Love Me, Love My Doll (2007 TV Movie)
An imperfect documentary but makes for depressing and gripping viewing - more intelligence and social commentary would have made it much better
24 February 2007
A real water-cooler documentary this one and indeed it was at work when I first heard about this film. This led me to believe it was going to a typically sensationalist documentary from channel 5 but instead it turned out to be much more painful and tragic than I thought it would be. The dolls here are not the blow-up style you see on BBC sitcoms but rather fully realised fake humans that cost about £4000 and we look at a handful of men who have dolls as well as a company that makes them and a "doctor" that repairs them.

The film doesn't really push the subjects at all and indeed narrator Mark Strong is barely heard across the film. This doesn't mean that the subjects are allowed to have free run and indeed their surprising honesty means that they say more than they probably meant to. The overall impression is one of sadness, where the dolls are embraced as easy companionship in a world where the self is all. I would have liked to see the film push them more and really investigate the subjects more and probe their lives but to be honest it is still engaging even without this.

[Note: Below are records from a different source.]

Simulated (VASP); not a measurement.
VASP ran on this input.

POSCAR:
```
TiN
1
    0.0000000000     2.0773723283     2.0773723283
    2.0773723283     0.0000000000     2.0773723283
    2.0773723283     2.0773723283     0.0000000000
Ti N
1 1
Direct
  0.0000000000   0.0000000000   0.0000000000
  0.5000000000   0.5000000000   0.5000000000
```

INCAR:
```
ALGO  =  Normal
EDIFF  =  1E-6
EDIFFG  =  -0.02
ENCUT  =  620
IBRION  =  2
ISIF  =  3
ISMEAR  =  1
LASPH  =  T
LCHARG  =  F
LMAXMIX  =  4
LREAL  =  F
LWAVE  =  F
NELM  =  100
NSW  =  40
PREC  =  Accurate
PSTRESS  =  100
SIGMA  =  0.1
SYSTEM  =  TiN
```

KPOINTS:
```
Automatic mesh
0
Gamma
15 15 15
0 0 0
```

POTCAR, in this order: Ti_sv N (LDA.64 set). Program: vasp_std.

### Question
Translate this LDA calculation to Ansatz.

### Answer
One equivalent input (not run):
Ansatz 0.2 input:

It is a tough watch because the viewer is confronted with people who have given up living and have mostly decided to take these dolls as their lives. On one hand it is a concern that a fake relationship with a sex doll is better than no relationship but mainly it is just so tragic to see such emotion invested in something that will never return it. It is to the film's detriment that it doesn't expand this behaviour beyond the realm of the doll, because this film easily could have used the audience disgust with the subjects to challenge them as well. What I mean is that they really are not too different from people who lock themselves away from real life in video games, movies, fantasy and so on – and I write this well aware that I fall in one of those groups! The documentary should have been cleverer to make this about modern society and, by sticking firmly with the dolls as the issue, it misses the chance to have a lot more value.

An imperfect documentary then but one that makes for depressing and gripping viewing by nature of its subject matter. More intelligence and social commentary would have made it much better but it works for what it is and is, happily, not the tawdry thing I expected at all.